From a landowner’s or developer’s perspective, the decision is easy; delay submitting the planning application for 6 to 9 months and avoid the consultants’ fees while, in the instance outlined above, saving approaching £100,000 a month. Even planning lawyers have months when they don’t earn that much!
The real irony of this situation is that the circumstances in which such a delay is going to prove financially beneficial are only likely to apply in deprived areas where an up-to-date CIL Charging Schedule is expected significantly to reduce planning contributions. Yes, the very localities that would undoubtedly benefit most from the economic uplift that the construction industry provides!
Is an emerging CIL Charging Schedule a material planning consideration? It is most certainly an ‘elephant in the room’, but can it be used as a simple expedient to reduce or remove the planning contribution towards infrastructure costs? To my mind it is, and should be. For, in reality, only the foolish or poorly advised will, in the circumstances outlined above, seek to obtain a planning permission prior to the effective date. The outcome of which will be that those areas that would benefit most from the economic stimulus occasioned by the construction industry, will have that stimulus delayed - possibly for far longer than 6 to 9 months due to the focus of the major house builders being on ready-to-go sites in affluent areas where turnover is greater and any increase in house prices is likely to be more readily apparent. Such implications are undeniably material to town planning and therefore, I would argue, a material planning consideration.

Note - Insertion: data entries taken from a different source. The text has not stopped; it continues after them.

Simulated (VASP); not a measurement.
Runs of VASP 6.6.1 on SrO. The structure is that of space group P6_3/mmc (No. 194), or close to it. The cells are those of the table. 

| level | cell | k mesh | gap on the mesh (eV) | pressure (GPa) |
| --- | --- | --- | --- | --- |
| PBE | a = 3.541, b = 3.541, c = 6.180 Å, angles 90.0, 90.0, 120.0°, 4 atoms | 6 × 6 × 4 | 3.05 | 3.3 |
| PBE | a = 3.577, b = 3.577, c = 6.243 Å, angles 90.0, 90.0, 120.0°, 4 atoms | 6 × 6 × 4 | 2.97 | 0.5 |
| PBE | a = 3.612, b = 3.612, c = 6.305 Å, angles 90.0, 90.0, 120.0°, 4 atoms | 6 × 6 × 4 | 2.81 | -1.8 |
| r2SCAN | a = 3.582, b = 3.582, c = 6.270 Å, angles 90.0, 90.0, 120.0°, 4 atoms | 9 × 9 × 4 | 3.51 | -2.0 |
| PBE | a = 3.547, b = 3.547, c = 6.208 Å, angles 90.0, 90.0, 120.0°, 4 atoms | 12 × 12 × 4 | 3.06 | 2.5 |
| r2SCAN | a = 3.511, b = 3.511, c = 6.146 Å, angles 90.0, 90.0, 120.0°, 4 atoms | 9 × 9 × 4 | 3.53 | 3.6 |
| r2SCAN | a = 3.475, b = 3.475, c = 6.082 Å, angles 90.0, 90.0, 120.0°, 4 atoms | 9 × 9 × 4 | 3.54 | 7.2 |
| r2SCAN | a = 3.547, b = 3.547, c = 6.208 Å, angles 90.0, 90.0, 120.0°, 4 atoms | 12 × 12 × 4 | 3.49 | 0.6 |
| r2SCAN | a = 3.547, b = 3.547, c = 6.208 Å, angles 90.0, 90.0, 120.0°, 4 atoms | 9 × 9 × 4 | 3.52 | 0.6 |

The difficulty is, will the local planning authority concur? Possibly not, and by the time you’ve argued your case before an Inspector, the opportunity has been lost and your client has run up a further bill in the process.
So, we have a dilemma with no obvious solution. That is unless government recognises the situation and publishes guidance to the effect that emerging CIL Charging Schedules are a material planning consideration that are to be taken into account when agreeing s.106 infrastructure contributions. It should also be made clear that failure by the local planning authority to do so would constitute unreasonable behaviour, thereby raising the spectre of costs being awarded on appeal. However, if it is going to have any beneficial impact, such guidance needs to be published in the very near future.
Unfortunately, for practitioners in Wales, while CIL is not a devolved matter, appeal costs are. As a result they are stuck in the last century with what was, in England, Circular 8/93. Therefore, ‘the spectre of costs being awarded on appeal’ is more reminiscent of a toothless grin when directed at a Welsh local planning authority!
This is only one of the nightmare scenarios that are going to face developers and their professional advisers with the advent of CIL. The particular situation postulated by my correspondent is more likely to arise in Wales than elsewhere, as my impression is that most English authorities are seeking to maximise CIL so far as practicable, and Nil rates are likely to be a rarity. The danger in England is that if planning applications are delayed, the resulting developments may be caught by CIL, whereas the early grant of planning permission could enable it to be avoided (except in those areas where it has already been or is about to be adopted).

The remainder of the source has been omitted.